The original property was destroyed by a fire in 1963, but Neutra rebuilt it with his son Dion using new materials and updated ideas. The rebuilt property still stands today and is a cool conversation happening between two eras of the same philosophy with an original and reconstruction together. Cal Poly Pomona owns the property now, and it’s open to the public for tours. It’s one of the few Neutra buildings you can actually walk through, and the Silver Lake location has made it something of a pilgrimage site for architecture obsessives.
Galka Scheyer House, 1934
Hollywood Hills, Los Angeles
This is the one with a story. Galka Scheyer was a German art dealer who had emigrated to Los Angeles and was the American representative for the Blue Four - Kandinsky, Klee, Feininger, and Jawlensky - bringing European modernist painting to California at a time when most of the country had no idea what it was looking at. She’d lived for a time at Rudolph Schindler’s Kings Road House, where she met Richard and Dione Neutra, and commissioned Neutra to build her something in 1933. Her vision was something that was simultaneously a home, a gallery, and a stage.
The result is a modernist steel structure perched on a Hollywood Hills ridge with flat roofs, ribbon windows, and terraces overlooking the city. The living room was designed to double as a gallery where furniture could be cleared, and Neutra designed display panels specifically for hanging her collection. The guest list, apparently, included Greta Garbo, John Cage, Fritz Lang, and Maya Deren, among others. Scheyer died in 1945 and left her collection to the Norton Simon Museum in Pasadena, where it still lives.
The house changed hands several times over the decades, and in 2025, it was acquired, restored, and opened to the public for the first time. It’s an active cultural space now, which feels exactly right. Some buildings were always meant to have people in them.
Kaufmann Desert House, 1946
Palm Springs, California
If you’ve ever seen a photograph of a glass-walled house hovering above a desert pool with the San Jacinto Mountains in the background, this is it. The Kaufmann Desert House is, for a lot of people, the image that comes to mind when you say “mid-century modern” - before you know what to call it.
Edgar Kaufmann Sr. commissioned it as a winter retreat, which makes it a sibling project to Fallingwater. Yes, he hired Frank Lloyd Wright for the Pennsylvania house and Neutra for the Palm Springs one, which is the kind of patron behavior that should be studied in business school alongside architecture school. The two houses couldn’t be more different. Fallingwater burrows into the landscape. The Kaufmann Desert House floats above its own reflection.
Slim Aarons photographed it in 1970 for his famous “Poolside Gossip” series, which gave it a second life as an image of effortless California leisure. It appeared in Don’t Worry Darling in 2022, and hit the market again in 2025 with a $25 million asking price. The house is 3,200 square feet and was built in the 1940s, and it is functionally timeless in a way that almost nothing is.

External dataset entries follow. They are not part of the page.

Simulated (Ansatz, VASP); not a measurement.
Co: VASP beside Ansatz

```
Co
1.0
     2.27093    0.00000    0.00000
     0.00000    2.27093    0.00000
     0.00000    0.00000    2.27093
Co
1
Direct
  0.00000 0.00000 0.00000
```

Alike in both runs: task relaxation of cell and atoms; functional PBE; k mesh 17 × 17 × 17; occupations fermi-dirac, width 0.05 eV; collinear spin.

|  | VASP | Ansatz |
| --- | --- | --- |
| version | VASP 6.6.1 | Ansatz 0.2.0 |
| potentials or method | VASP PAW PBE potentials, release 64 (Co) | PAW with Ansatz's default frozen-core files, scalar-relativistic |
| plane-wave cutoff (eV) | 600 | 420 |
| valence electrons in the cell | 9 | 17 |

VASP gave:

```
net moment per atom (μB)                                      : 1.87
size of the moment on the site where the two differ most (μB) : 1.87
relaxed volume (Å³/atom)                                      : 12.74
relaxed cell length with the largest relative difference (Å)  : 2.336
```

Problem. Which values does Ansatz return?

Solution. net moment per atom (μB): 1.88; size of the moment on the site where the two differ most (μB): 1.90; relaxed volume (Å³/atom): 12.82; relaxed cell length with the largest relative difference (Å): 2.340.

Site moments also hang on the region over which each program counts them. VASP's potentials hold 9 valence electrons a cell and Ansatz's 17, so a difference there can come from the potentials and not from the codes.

Bailey House / Case Study House #20, 1948
Pacific Palisades, Los Angeles
The Case Study House Program was one of the most ambitious ideas in American architectural history. Arts & Architecture Magazine, under editor John Entenza, commissioned leading modernist architects to design and build experimental postwar homes. Homes that were meant to be affordable, forward-thinking, and open to the public before the owners moved in. The program ran from 1945 to 1966 and produced 27 complete houses. Neutra designed several of them, and by the time the Bailey House was built, he was the most recognized architect in the program.
The Bailey House was designed for a young family on a modest budget, with a brief to build something expandable over time. What Neutra produced is modest in square footage and enormous in clarity - simple lines, a generous use of steel, glass, and wood, and an interior that opens completely onto the surrounding grounds. In the opposite of the Kaufmann in terms of budget and client profile, and exactly the same in terms of care. He treated every commission like it mattered, which is maybe the most radical thing about him.
Lew House, 1958
Hollywood Hills, Los Angeles
The Lew House sits tucked into the Hollywood Hills about half a mile above the Sunset Strip, and it’s one of those properties that feels like a very specific fantasy - the kind where you’re in the hills above Los Angeles, the pool is just outside the bedroom door, and everything is exactly the right proportion. Built in 1958, it’s a later Neutra, when he had a complete command of his vocabulary and was deploying it with real precision.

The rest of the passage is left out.